We are also in the process of setting up mirrors here at Sussex and I plan to blog more about that soon. There is a vast amount of data and we are working on squeezing every last ounce of science out of all the public data from a wide array of different instruments which make up the full multi-wavelength data we have collated.
If you have any questions about how to use this database please leave a comment or email me.
Last week I was in Valencia for a conference on statistical methods in modern cosmology. The week began with a summer school for PhD students and a few postdocs on machine learning, sparsity and Bayesian methods. I was familiar with the Baysian methods but sparsity (dealing with data matrices where the majority of elements are zero) was completely new and I am looking forward to implementing some of the Machine Learning methods perhaps for the Herschel Extragalactic Legacy Project or for work I am about to do for Public Health England (more about that in a later blog post).

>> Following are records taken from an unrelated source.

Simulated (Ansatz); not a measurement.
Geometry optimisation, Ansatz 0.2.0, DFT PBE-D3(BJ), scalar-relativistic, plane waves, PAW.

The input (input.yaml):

The introductory lecture by Stephane Maillat (Ecole Normale Superieure) gave an overview of neural network approaches to scientific problems. One particularly striking example was calculating molecule energies to higher accuracy than Density Functional Theory (DFT) in very short times. My PhD research used DFT heavily and we were always limited by computer resources. The fact that a neural network can learn how to predict ground state energies without including any physics in the model (!) was remarkable to say the least. We are certainly entering a brave new world.
There were however some dissenting voices. Neural networks and machine learning in general needs some work to make results more reliable. Google has started work on Tensor Flow probability which aims to assign some measure of errors to results. These methods also in general require a representative sample. Often we know that our samples are not representative and we aim to model selection biases. I think these issues both need to be addressed before ‘classical’ methods such as Bayesian inference are consigned to history.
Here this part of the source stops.